Colonne Nelson, place Jacques-Cartier, Montréal
Colonne Nelson, place Jacques-Cartier, Montréal

Nelson's Column (Montreal)

monumentscolonial-historymontreal-landmarkswar-memorialsold-montreal
4 min read

The news arrived on a snowy New Year's Eve. It was December 31, 1805, and since the Saint Lawrence River was frozen shut, the dispatch had traveled overland from New York City. Samuel Gerrard was hosting a ball when a messenger interrupted with word that Admiral Horatio Nelson had been killed at the Battle of Trafalgar. Gerrard abandoned his guests, hurried to the Exchange Coffee House, and publicly proposed that Montreal raise a monument to the fallen hero. Subscribers pledged funds on the spot. A list was left open at the Old Court House, and within weeks the names of both British and French Montrealers filled its pages. Four years later, in August 1809, a grey limestone column topped with a statue carved from Coade stone rose in what was then called New Market Place. It predates London's famous Nelson's Column by more than 30 years. It is the oldest monument in Montreal and the oldest war monument in Canada.

A Triumph of Virtue

The fundraising committee that formed in January 1806 bridged Montreal's two founding cultures. John Richardson, Louis Chaboillez, John Forsyth, Sir James Monk, and Sir John Johnson coordinated with allies in London, including Sir Alexander Mackenzie. The subscription list reads like a directory of early Montreal power: fur trader William McGillivray, university founder James McGill, military figure Jacques-Philippe Saveuse de Beaujeu, and members of the Panet and Beaubien families. Most striking were the Sulpicians -- the Catholic religious order that had shaped the city since its founding -- who contributed alongside their Protestant neighbors. Like many French Canadians of the era, the Sulpicians viewed Napoleon with deep suspicion. They regarded the destruction of his navy at Trafalgar not as a British triumph but as, in their words, "a triumph of virtue." The monument's funding was, from the beginning, a shared civic act rather than a colonial imposition.

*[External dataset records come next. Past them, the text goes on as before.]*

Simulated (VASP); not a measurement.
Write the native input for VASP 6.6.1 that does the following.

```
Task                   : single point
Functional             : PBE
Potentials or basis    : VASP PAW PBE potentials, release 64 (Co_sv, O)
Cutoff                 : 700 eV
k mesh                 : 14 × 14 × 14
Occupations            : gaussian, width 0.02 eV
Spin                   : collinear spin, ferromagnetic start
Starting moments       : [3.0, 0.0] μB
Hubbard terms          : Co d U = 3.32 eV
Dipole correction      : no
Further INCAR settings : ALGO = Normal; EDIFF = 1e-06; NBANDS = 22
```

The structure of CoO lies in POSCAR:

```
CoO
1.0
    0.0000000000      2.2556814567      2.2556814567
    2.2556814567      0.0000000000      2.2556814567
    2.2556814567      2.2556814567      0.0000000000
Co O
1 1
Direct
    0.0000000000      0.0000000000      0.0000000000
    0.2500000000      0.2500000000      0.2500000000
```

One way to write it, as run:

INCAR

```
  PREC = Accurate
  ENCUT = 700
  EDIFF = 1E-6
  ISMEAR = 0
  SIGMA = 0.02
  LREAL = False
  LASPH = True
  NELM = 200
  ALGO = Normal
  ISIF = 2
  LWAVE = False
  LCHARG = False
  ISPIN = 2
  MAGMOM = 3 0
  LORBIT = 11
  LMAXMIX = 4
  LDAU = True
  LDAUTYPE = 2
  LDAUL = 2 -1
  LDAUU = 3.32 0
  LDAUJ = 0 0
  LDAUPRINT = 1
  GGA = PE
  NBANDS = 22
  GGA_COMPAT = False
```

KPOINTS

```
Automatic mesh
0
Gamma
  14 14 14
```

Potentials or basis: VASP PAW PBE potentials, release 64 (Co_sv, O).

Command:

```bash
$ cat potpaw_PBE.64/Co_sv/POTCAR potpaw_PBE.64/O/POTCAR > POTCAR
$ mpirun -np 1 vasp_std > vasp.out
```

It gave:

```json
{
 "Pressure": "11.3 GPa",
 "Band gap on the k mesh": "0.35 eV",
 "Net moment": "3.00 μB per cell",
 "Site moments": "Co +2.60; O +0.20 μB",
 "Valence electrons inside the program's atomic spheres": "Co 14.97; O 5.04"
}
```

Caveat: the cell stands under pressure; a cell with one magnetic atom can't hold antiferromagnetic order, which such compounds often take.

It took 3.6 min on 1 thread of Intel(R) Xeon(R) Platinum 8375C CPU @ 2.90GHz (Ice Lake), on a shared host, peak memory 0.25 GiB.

Coade Stone and Cannon Chain

The committee contracted the London firm of Coade and Sealy to design and fabricate a monument built to survive any weather. The column itself was cut from grey compact limestone. The statue of Nelson and the ornamental reliefs were made from Coade stone -- a ceramic material invented by the firm that could be molded into fine detail yet resist frost, rain, and salt air for centuries. The pieces were shipped to Montreal in April 1808. William Gilmore, a local stonemason who had personally contributed seven pounds to the project, was hired to assemble the seventeen parts. The foundation base was laid on August 17, 1809. General Sir Gordon Drummond supplied eight pieces of cannon to anchor the iron chain that originally encircled the base. The total cost came to just under 1,300 pounds: 523 for masonry, 468 for ornaments, 58 for design and plans, and 66 for iron railings. The column was erected on land that had once belonged to the formal gardens of the Chateau Vaudreuil, built in 1723 for the governor of New France and destroyed by fire in 1803. The square was renamed Place Jacques-Cartier in 1847.

The Column That Would Not Move

Not everyone celebrated. For some French Canadians, the monument became a symbol of British dominance over Quebec. In 1890, a group of Quebec nationalists plotted to blow up the column. The plot failed. In 1930, French-Canadian Montrealers responded with a different tactic: they erected a statue of Jean Vauquelin, a French Navy officer, in a nearby square that was subsequently named after him. The two monuments have stood within sight of each other ever since, a silent conversation between competing national memories. In 1997, the Montreal City Council proposed relocating the column to a district inhabited predominantly by English-speaking Quebecers. Local opposition stopped the move. The original Horatio Nelson statue was removed from the column that same year -- not for political reasons, but for preservation. It now resides in the Montreal History Museum, replaced by a replica atop the pillar.

Duty Performed

In October 1900, a rededication ceremony after the column's restoration brought together speakers from several of Montreal's communities. Louis Francois Georges Baby, descended from an old French-Canadian family, reminded the audience that both British and French citizens had raised the monument together. Henri Cesaire Saint-Pierre went further, claiming that the original idea had actually been French-Canadian -- a creative reinterpretation of Samuel Gerrard's Anglo-Irish origins. Saint-Pierre declared that the monument stood as a lesson for "duty performed," irrespective of nationality. Judge Curran spoke for the Irish community; Lord Strathcona represented the Scots. The rededication captured something essential about the column's survival: it endures not because one group claimed it, but because no single group ever fully could. Today the column stands in Place Jacques-Cartier, surrounded by the cobblestones and tourist cafes of Old Montreal. It has outlasted the Dublin pillar it once raced to completion -- Dublin's Nelson's Pillar, also funded by public subscription, was destroyed by Irish republican extremists in 1966. Montreal's column, contested and celebrated in equal measure, still stands.

From the Air

Nelson's Column stands at 45.51N, 73.55W in Place Jacques-Cartier in Old Montreal, near the waterfront. The column itself is too small to spot from high altitude, but Place Jacques-Cartier is identifiable as a wide, sloping cobblestone square running from Notre-Dame Street down to the Old Port. The distinctive dome of Bonsecours Market is immediately east. Montreal/Pierre Elliott Trudeau International Airport (CYUL) is 11 nm west. Montreal/Saint-Hubert Airport (CYHU) is 9 nm southeast. Best viewed at low altitude (1,500-2,000 feet AGL) when circling Old Montreal, with the Jacques Cartier Bridge and Habitat 67 as reference points.